“Then God said, ‘Let there be light’; and there was light. And God saw
the light, that it was good; and God divided the light from the darkness. God called the light Day, and the darkness He called Night. So the evening and the morning were the first day (Gen. 1:3-5, NKJV). What do these verses teach us about the first day of Creation?
Numerous points can be inferred from this passage.
First, light appeared in response to God’s command. God’s word is effective in determining the state of the Creation.
Second, the light was “good.” We may wonder why the text says that God “saw” the light; is there any doubt that God sees everything? The point is that the light made by God was good, even in God’s eyes. We know that the light is good because God Himself evaluated it as such.
Another point is that God divided the light from the darkness. Both light and darkness are under God’s control, and neither one makes any difference to His activity and knowledge (see Ps. 139:12). God gave names to the dark and light portions of time, calling them “day” and “night.” God has the right to give names to periods of time because He is the Creator of time. As Sovereign over time, God is not limited by time. Rather, time depends on God.
Another point of this passage is that there was a period of darkness and a period of light that together comprised a day. Much has been written about the meaning of “day” in the Creation story. We will consider this question later, but we note in passing that the first day was composed of a period of darkness and a period of light, in the same way that we observe days now.

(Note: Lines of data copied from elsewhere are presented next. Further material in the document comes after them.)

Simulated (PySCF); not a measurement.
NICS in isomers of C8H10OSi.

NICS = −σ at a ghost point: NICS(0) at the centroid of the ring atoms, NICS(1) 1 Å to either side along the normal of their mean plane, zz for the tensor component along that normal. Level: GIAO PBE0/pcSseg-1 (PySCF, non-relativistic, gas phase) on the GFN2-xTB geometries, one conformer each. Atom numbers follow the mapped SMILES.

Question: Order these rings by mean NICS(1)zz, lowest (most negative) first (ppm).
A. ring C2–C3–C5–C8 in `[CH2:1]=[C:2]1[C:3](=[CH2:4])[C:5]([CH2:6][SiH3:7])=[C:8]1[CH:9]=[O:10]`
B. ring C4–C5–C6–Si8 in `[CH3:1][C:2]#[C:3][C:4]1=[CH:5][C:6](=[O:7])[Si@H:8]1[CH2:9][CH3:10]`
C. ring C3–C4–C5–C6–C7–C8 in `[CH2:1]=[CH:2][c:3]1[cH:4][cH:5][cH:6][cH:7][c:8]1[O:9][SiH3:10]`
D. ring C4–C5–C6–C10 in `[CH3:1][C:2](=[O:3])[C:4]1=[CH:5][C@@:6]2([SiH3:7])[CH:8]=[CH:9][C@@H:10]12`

Also, light is one of the features that accompanies the presence of God. We do not need to suppose that light was invented on the first day of Creation, since God existed before the earth was created and His presence is often associated with light (1 John 1:5, Rev. 22:5). At Creation, light was introduced to the previously dark planet.
How, though, could there be day and night before the introduction of the sun into the Creation account? Moses surely knew the connection between the sun and daylight. Yet, despite that obvious knowledge, he wrote what he did about the light and darkness on the first day. God must have given him knowledge about Creation that, at present, we don’t understand, knowledge that cannot be discerned from looking at the natural world. Why, though, shouldn’t we be surprised that some things about Creation remain a mystery?